Espalier wall

Espalier using pyracantha.

Espaliers, pronounced “es-PAL-yays,” have been around for centuries.

It started with the Romans in their castle courtyards where they would train fruit trees and shrubs to grow on a supported frame along a wall as to not interfere with their open spaces. The word espalier is French, which comes from the Italian word “spalliera,” meaning “something to rest the shoulder against.” Originally, it referred to the actual trellis but later to mean the frame and the greenery growing on it.

Espalier varieties

Fruit trees, such as apple, pear and peach, are commonly used, along with shrubs, such as juniper, gardenia, bougainvillea and pyracanthas. Espaliers are not only nice because they don’t take up much space, but they add interest to plain, open exterior walls. I planted a pyracantha espalier in a Belgian fence pattern in my backyard years ago and have enjoyed it ever since. It’s green year-round and gets red berries on it in the winter, as well as adding interest when you look out the kitchen window. Other than some occasional trimming, it’s low maintenance with a high wow factor.

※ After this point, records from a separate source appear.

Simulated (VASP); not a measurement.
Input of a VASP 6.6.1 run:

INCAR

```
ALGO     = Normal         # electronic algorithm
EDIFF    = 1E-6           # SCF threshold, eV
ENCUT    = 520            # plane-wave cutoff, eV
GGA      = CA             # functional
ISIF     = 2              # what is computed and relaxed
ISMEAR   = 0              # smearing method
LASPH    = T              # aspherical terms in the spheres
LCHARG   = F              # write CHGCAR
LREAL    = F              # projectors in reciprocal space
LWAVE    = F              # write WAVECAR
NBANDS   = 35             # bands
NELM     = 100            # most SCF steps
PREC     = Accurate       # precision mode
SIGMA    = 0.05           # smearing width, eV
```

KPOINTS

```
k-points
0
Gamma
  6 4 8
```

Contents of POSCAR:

Traditional patterns like the horizontal T, fan shapes, the candelabra and the Belgian fence are common. The benefit to designing espaliers is that you create the design based on your tastes, wall size and sun exposure – think of them as custom yard art.

DIY steps

Step 1: Plan your pattern. I suggest going online for ideas to get started.

Step 2: Choose your location. It should be an open exterior wall or fence with adequate light.

Step 3: Choose your tree or shrub.

Step 4: Install 3/16-inch eyebolts, 6 to 8 inches long, or use 3/16-inch wall mounts 6 to 8 inches long on masonry with lag shields for sturdiness. Allow 4 to 6 inches between the tree and the wall for maintenance purposes. Thread 14-gauge or thicker galvanized wire through the eyebolts to form a tight network of guide wires.

Step 5: Plant your tree or shrub about 4 inches from the structure facing the direction of wire.

Step 6: Train branches to grow along the wire using soft ties as necessary.